Friday, August 9, 2013

MIFF Session 14: A HIJACKING: Transparency

Art Spieglman's drawing is astounding in its detail and expression, managing to be highly emotional and realistic even when it's of something fanciful. When he came to tell the story of his recent ancestry's suffering during the Holocaust he pared his style back to bare essentials as though he inked it with a blunt stick. He was already using allegory casting the Jewish characters as mice, the Poles as pigs and the Germans as cats. He knew that any further visible artistry would only cloud what was a story best served by putting as little as possible between the reader and the page.

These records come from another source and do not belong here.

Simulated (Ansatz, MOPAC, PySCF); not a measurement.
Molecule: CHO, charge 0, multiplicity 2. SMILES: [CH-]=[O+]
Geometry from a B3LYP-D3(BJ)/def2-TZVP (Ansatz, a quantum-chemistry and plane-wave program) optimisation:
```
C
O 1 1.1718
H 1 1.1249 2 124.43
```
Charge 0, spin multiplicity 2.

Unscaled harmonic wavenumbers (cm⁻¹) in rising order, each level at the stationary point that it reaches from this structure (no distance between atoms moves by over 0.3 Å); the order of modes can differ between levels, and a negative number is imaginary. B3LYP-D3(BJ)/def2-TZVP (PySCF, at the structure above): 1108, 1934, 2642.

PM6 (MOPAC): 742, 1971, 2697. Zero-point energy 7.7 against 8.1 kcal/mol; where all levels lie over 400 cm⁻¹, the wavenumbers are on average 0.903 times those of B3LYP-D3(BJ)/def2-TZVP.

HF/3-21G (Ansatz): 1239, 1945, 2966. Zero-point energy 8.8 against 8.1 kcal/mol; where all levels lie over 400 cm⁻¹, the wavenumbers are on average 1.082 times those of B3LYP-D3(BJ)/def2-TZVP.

Along those lines Tobias Lindholm keeps the two settings of his story of contemporary piracy strictly verite. The cast is sizeable but placed perspectively around one hostage, the pirates' representative and the CEO of the shipping company on the other end of the phone in Denmark. It's shot on digital and never feels less than documentary real.

The Rozen, a ship bound for Mumbai, is hijacked in the Indian Ocean by African pirates. They demand fifteen million dollars in ransom from the parent company in Copenhagen. The latter bring in a British advisor to oversee negotiations. He recommends they outsource a negotiator but the CEO whom we've already seen is a steely-eyed winner of deals insists on doing this himself. Back on the Rozen the cook provides the voice of the crew (the captain is ill) and the plainly dressed Omar goes between the pirates and the company. Everyone is set in for what might be months of negotiation.

Dig? This is not a Hollywood SWAT team actioner but a slow burning one hour forty five of tension. It is not about the crime but the negotiation. What will fly what won't? What will they do and what won't they? Time, as the advisor chillingly opines, is a Western thing; all the pirates know is that it is valued by their targets. The rest is the great sweating hell of unknowing.

So, it's barebones and uncluttered, haven't we seen it before? I don't know if we have done half as well as this, without pyrotechnics or loud action sequences, left almost entirely to the power of language and risk through information gaps. At one point when Peter the CEO has possibly forced a disastrous event we stay with him as he stares into something that no longer looks like the office to him but some fiery punitive hell. We do this because everything that a higher calorie film would put there like a bursting orchestral score and quick snip monatge are dispensed with. There's nothing between us and Peter. We project a great deal on to him because we must. The camera will not look away and we have to do something ourselves. Even if this approach to drama is not new here it is devastatingly effective. This might have just been some very fine tv but it is nothing less than cinema.

The final moments are quiet but weigh us down like anchors. I have seldom known such a voiceless crowd as the one I was in as we filed out of the screening, down the Forum stairs and out to the frozen wet grey of the evening, still waiting for the credits to roll.